When I wrote a book about the Kellogg-Briand Pact my goals were to draw lessons from the movement that created it, and to call attention to its existence as a still-current law being routinely violated -- in hopes of encouraging compliance. After all, it is a law that bans nations from engaging in war -- the primary thing my nation's government does, with a half-dozen U.S. wars going at any time now.
Now Oona Hathaway and Scott J. Shapiro have published The Internationalists: How a Radical Plan to Outlaw War Remade the World. Their goals seems to be to show us how different and worse the world was in certain ways before the Pact, and to claim for the pact enormous success and general compliance.
I have learned a great deal from this phenomenal book, easily the best book I've read in years. I could write an essay about each of its over 400 pages. While I agree with a great deal of it and strongly disagree with certain parts, the two are easily separable. The brilliant sections are no less valuable because of those sections that fall short.

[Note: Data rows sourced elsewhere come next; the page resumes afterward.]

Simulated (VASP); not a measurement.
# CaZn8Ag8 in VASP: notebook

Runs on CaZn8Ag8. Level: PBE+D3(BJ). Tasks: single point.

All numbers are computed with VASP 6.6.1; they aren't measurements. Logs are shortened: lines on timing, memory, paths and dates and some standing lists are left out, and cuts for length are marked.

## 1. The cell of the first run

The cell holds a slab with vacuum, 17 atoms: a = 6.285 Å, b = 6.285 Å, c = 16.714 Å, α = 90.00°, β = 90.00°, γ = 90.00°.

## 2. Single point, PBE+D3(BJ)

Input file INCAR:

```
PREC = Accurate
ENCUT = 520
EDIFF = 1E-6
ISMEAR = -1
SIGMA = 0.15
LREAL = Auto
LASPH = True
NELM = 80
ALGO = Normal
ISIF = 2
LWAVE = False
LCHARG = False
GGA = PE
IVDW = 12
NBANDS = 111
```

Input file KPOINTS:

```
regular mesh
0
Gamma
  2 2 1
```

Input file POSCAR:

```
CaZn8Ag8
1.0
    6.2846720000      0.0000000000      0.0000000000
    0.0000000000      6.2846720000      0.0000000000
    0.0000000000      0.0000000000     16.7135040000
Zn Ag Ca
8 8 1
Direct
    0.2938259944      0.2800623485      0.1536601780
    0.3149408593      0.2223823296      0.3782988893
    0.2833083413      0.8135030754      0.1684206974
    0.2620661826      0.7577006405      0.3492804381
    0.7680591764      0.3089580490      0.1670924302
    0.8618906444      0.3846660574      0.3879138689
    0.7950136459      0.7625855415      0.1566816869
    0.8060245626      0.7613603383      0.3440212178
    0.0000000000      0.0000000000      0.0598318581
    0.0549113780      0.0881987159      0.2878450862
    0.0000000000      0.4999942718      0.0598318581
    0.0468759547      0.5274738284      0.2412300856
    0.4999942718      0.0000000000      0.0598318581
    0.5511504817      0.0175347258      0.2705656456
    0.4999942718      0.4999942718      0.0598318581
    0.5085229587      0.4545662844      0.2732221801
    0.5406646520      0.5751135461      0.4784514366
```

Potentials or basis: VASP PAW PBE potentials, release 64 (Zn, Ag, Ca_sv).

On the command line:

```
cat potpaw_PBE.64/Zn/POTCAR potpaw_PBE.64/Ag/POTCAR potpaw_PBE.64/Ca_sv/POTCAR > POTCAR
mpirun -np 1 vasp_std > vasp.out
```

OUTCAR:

This book constitutes the ultimate refutation of the childishly simplistic notion that because World War II followed the outlawing of war in 1928 that outlawing was a failure -- a standard that as far as I know has never been applied to any other law. (Has no one driven drunk since the banning of drunk driving?) In fact, the very first prosecutions for violation of the law, at Nuremberg and Tokyo, have been followed by a reduction in wars that has most notably included the absence of any further wars waged directly between wealthy well-armed nations -- at least so far.
As Hathaway and Shapiro show, the Peace Pact of Paris has so transformed the world that it is hard to recall what preceded it. War was legal in 1927. Both sides of a war were legal. Atrocities committed during wars were almost always legal. The conquest of territory was legal. Burning and looting and pillaging were legal.
War was, in fact, not just legal; it was itself understood to be law enforcement. War could be used to attempt to right any perceived injustice. The seizing of other nations as colonies was legal. The motivation for colonies to try to free themselves was weak because they were likely to be seized by some other nation if they broke free from their current oppressor.
Economic sanctions by neutral nations were not legal, though joining in a war could be. And making trade agreements under the threat of war was perfectly legal and acceptable, as was starting another war if such a coerced agreement was violated. Raping a woman in war could be illegal, but killing her could be in perfect compliance with the law. Killing was, in fact, legal whenever deemed part of a war, and illegal otherwise.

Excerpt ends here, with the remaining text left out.